Gold surged 1.4% ($23) from $1,600.90/oz to a new record nominal of $1,624.07/oz within an hour of the open in Asia. Gold reached new highs due to continuing uncertainty and theatre regarding the debt ceiling negotiations in Washington. Gold is higher in all currencies except the Swiss franc as the Swiss currency is also continuing to see flows.
Silver surged 2% on the open from $39.69/oz to $40.48/oz and is higher in all currencies including the Swissie. There was some unusual selling in the electronic market prior to the open which saw prices fall from the close on Friday at $40.05/oz to $39.69/oz prior to the surge on the open.
Asian indices fell with the Chinese indices in particular down sharply (CSI 300 -3.25%) on the U.S. debt impasse concerns.
The high speed train crash may have contributed to the larger losses in China but there are also growing concerns about the Chinese financial system and economy.
European indices have recovered from an initial sell off and peripheral Eurozone debt markets have seen some selling.
The tragic events in Norway may also have markets on edge and police around Europe are on increased alert regarding security threats. Geopolitical risk remains an important reason for maintaining allocations to precious metals.
Markets are spooked by the political theatre which continued in Washington over the weekend.
An eleventh-hour solution is expected before next Tuesday's August 2 deadline when the U.S. Treasury has said that it would not be able to borrow any more funds.

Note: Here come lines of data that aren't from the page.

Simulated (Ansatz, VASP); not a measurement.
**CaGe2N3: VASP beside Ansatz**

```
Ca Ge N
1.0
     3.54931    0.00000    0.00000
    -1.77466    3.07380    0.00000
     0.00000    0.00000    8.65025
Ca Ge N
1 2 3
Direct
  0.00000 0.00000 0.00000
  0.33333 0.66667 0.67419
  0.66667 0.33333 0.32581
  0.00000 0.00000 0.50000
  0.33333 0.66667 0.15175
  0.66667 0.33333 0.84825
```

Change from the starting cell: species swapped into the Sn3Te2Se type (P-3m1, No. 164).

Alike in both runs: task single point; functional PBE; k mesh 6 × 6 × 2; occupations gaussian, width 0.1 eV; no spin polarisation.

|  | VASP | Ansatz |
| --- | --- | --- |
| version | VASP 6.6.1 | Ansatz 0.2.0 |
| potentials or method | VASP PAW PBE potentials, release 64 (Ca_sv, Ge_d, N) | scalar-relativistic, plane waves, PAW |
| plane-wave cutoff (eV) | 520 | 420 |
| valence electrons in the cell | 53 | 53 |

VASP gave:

At the same time, investors have cut their exposure to risky assets and the appalling fiscal situation in the U.S. is positive for gold and silver - whether the politicians come to an agreement or not.
The dollar and US treasuries look set to come under pressure in the coming weeks - especially treasuries which remains close to record historical highs (record low yields) after a historic 30 year bull run.
Political posturing and alarmist rhetoric about 'catastrophe' and 'Armageddon' has been used by many, including President Obama and Treasury Secretary Geitner, but a default is quite unlikely as ratings agencies may be unlikely to downgrade the U.S. with the global financial system already in such a precarious state.
Regardless of whether the debt ceiling is raised, the Federal Reserve will continue to purchase the Treasury's debt and Uncle Sam can continue to print an endless stream of money in order to redeem its bonds.
Also, in a worst case scenario, President Obama has the power to ignore the debt ceiling limit and could declare a national emergency due to the threat of "financial Armageddon', thereby making redundant the divided Congress.
The debt ceiling will almost certainly be increased by next Tuesday which is bullish for gold and silver in the long term as it means that the dollar will continue to be printed en masse and the embattled world reserve currency will continue to be debased.
Throughout history, inflation, currency devaluation and currency debasement have never ended well.
Indeed, without exception currency debasement has ended in economic hardship for ordinary citizens.
World's Top 15 Largest Gold Producers by 2010 Output and 'Peak Gold'
Bloomberg published last week a table of the world's largest gold producers, ranked by 2010 production and based on data from London-based researcher GFMS Ltd (all figures are in metric tons).
The figures are interesting as they show an increase in production is most of the major gold producers between 2009 and 2010.
However, the exception is with the African and South African producers where production fell quite sharply. The trend of falling gold production in Africa continues.
Annual gold production in South Africa has plummeted to 220 tonnes - levels last seen in 1922.
South African gold output has been falling since 1970 when annual production was over 1,000 tonnes. Gold production peaked at this time and has been falling steadily. It has fallen by an incredible nearly 80% since 1970.
The phenomenon of "peak oil" is widely known of and debated however "peak gold" may be of as great import and may be a more realistic threat as a U.S. or global Depression would see demand for oil drop sharply.
This would not be the case with gold and indeed demand for gold should increase in that event - due to safe haven and monetary demand.